It’s been noted that the two U.S. industries (not counting defense) most dependent on government handouts are agriculture and ranching. Without federal subsidies and exemptions, these two bedrock industries would be all but unrecognizable, crippled, unable to function.
Yet, despite America’s farmers and ranchers having their snouts buried so deep in the government trough they have to come up gasping for air, they’ve managed to maintain an image of the self-made “rugged individualist.” Instead of comporting themselves as the corporate welfare recipients they are, they walk around like the Marlboro Man.
Cut it any way you like, but hypocrisy is hard to stomach. Whether it’s the vehemently anti-gay Republican congressman caught in bed with another man, or the televangelist who weeps real tears when talking about the glory of Jesus Christ, and is found to have embezzled millions of dollars from his ministry, people are disgusted by self-righteous deceit.
In Dante’s “Inferno,” where each of the descending nine levels of Hell is inhabited by increasingly vile sinners, Dante relegates the hypocrites and liars to a lower level than those guilty of homicide. Think about that. Almost 700 years ago, and an Italian poet had already figured out that the shameless, self-aggrandizing phony was more deserving of torture than the garden variety murderer.

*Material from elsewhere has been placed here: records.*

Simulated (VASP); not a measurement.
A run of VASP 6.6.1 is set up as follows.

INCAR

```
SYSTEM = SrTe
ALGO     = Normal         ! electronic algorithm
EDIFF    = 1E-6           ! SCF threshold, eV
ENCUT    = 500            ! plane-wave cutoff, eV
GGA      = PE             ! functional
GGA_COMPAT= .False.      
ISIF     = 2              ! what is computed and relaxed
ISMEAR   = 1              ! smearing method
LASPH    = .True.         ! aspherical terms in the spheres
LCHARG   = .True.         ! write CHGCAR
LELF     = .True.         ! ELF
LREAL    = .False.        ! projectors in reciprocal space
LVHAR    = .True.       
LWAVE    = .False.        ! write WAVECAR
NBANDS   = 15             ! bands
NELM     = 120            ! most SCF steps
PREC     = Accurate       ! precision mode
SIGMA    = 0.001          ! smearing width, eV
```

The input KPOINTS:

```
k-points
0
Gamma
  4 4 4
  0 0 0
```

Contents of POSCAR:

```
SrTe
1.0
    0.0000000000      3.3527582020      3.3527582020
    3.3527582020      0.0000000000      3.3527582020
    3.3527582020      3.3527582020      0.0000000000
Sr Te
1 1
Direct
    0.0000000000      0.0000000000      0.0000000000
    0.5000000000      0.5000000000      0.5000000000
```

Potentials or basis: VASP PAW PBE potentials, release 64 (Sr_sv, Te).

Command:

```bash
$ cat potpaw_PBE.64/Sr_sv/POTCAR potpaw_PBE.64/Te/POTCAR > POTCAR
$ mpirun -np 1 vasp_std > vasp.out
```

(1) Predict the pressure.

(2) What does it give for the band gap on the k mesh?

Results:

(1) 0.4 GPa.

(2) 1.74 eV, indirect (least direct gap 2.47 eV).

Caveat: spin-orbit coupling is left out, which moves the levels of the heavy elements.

The so-called Free Market is a breeding ground for hypocrites. Which is why I remind people that if they honestly believe making it on your own is a virtue—that old-fashioned self-reliance, without any handouts from Uncle Sam, is something to be truly admired—then there are only two groups worthy of our respect: labor unions and the Amish.
Not only do the feds not assist or subsidize unions, they go out of their way to impede them. They harass unions; they nag them, molest them, provoke them, shake them down. Whatever gains unions have made over the years have been achieved without assistance from the government. Indeed, the narrative history of organized labor has been one of struggle—the struggle to overcome government sabotage.
And don’t say passage of the historic Wagner Act “launched” the labor movement, because that’s a myth. Yes, the Wagner Act helped legitimize the labor movement, but it certainly didn’t create it. Wagner became law in 1935—more than 100 years after organized labor had already set down roots. Not only were strikes occurring as far back as the early nineteenth century, the first professional athletes union (International Brotherhood of Baseball Players) was already in place by 1886.
If we really want to see what the federal government has done to “help” labor, let’s look at the Taft-Hartley Act (1947). Taft-Hartley eviscerated the Wagner Act; it devoured it. It took out all the good parts. With one stroke of the pen, the Taft-Hartley Act rendered labor’s most dependable, bread-and-butter tactics illegal.
The truth is, the government fears and distrusts organized labor. Why? Because a powerful workers’ collective threatens the status quo. The federal government (and the corporations who run it) fear labor unions the way our country’s founders feared the common man, which was why they invented a device (the Electoral College) allowing them to circumvent the popular vote when necessary.
The government abhors unions. Consider the IBT (International Brotherhood of Teamsters). Fifty years ago, the Teamsters got mixed up with some very nasty, highly motivated mob figures. And even though that’s ancient history—the IBT is now a straight-up, respected, democratic union—the feds have never let them forget it. They like to pretend the Teamsters (in fact, all of organized labor) still have something to answer for.
Japan has been forgiven for Pearl Harbor; China’s been forgiven for its Communist revolution; major league baseball has inter-league play; the surfers have made peace with the ho-dads. Everybody’s been allowed a fresh start. Everybody except labor. Even today, if a Teamster shop steward in a New Jersey local so much as sneezes, some Junior G-man in Washington D.C. perks up his ears.
But the irony is so thick you can cut it with a knife. With the middle-class now under siege, organized labor isn’t the problem, it’s the cure. And it’s more than simple economics. It’s ethics. If Wall Street had been as law-abiding as our labor unions, there’s no banking collapse. If Wall Street had been as “honest” as the average American worker, there’s no crisis, no bail-out, no liquidation of financial institutions.
And if the Department of Justice had hounded investment bankers the way it hounds unions, the American taxpayer would have an extra trillion dollars to play with. Which would be enough to underwrite national health care. Now how crazy is that?